In
Uncle Shelby’s ABZ Book by Shel Silverstein,
the letter “I” appears. In case you
don’t know, Uncle Shelby is not fond of children and his book really isn’t for
children, unless you are interested in having them bury the car keys, throw
eggs around, and pull their own teeth out for the money. In any case, “I is
for ink. Ink is black. Ink is wet. What can we do with ink? Dr___”
Ah
that Uncle Shelby, what a kidder. I was
thinking about this the other day because, of all things, I’d met someone named
Lydia. It’s hard for some of us who know
bible names well to not think about the stories or associations with bible
events when we hear certain ones. Adam, Noah, Abraham, Jacob, Elijah, Amos, Jonah, and so on. You get the idea. Well, how many Lydias
do you know? Or Tabithas? Or Dorcas? Or Festus?
It
doesn’t help that some of these names are, shall we say, unique. Being unique, and uncommon, they can be
either a curse or a blessing to the person who has them. Myself, I had never met a Shelby before…

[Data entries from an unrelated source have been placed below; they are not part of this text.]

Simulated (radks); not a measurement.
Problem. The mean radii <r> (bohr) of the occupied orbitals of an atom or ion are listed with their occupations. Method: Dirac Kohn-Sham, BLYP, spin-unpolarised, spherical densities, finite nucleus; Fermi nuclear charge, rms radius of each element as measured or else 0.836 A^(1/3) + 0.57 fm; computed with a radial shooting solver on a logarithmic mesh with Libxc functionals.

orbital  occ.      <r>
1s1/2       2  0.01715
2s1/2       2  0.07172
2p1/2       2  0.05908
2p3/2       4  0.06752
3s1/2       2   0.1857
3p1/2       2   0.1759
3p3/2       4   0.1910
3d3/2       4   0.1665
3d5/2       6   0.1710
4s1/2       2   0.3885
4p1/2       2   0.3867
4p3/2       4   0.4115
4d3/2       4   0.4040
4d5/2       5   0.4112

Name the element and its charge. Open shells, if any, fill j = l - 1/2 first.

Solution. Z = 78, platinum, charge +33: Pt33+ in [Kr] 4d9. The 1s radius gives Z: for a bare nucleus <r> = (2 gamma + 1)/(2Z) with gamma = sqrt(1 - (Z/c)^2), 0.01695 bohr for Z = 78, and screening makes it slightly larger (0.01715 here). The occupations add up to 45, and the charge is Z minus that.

about this time last year. And it was
always UNCLE Shelby, thank you, so for a gal to show up with the same name,
well, old ways of thinking die hard.
But
it was the purple that I was focused on.
It got me to thinking about ink, and I remembered back to when I was in
school and in a chemistry class where we took a long, close look at the
stuff. What is black ink made of? Well, using a 19 cent Bic
(remember those?) we drained the thing and separated it into colors. Yes, there was some black, surprisingly a
*very* small amount of it. There was
also blue, and green. But red! Over half just red ink. Yet apparently the black is so overpowering
that even though the majority was another color, black trumps all.
And
folks are like that. They are made up of
a bunch of different things. Sometimes
we are silly, sometimes serious. Maybe a bit rash, or very careful. I know some folks joke around their troubles,
others wallow in it. This is what we see, but if we could
extract what’s inside, the spiritual portion, I wonder what we’d find?
Maybe lots of good – maybe “mostly” good. But how much
bad does it really take before no one notices the good anymore, because that
little bit of blackness overpowers all that good? Our worldly friends like to believe there is
this great scale, that all our good is put on one side
and all out bad put on the other and we are judged out of “fairness.” I guess that’s an OK comparison – as long as
all the “bricks” on the good side are made of styrofoam and the bricks on the bad side are solid
lead. Yeah, that seems about right. Even if this were the case, it’s hardly
fair. No one would ever come out on the
good side, there’s just too much bad in us to ever outweigh the good – unless
there’s more to it…
And
thankfully there is. When we become a
child of God, and when we continue to walk in the light, it’s as if someone
were constantly removing those lead bricks from the “bad” side – perhaps to
make pencils with. It’s still not “fair”
– Jesus had to die. But ink stains are
hard to get out, aren’t they? And for
our sins – our blackness and stains - Jesus wore a robe of scarlet. Its as if in spite
of an ocean of darkness, regardless of the proportions, his blood was more than
enough to, in the end, leave satan only seeing red.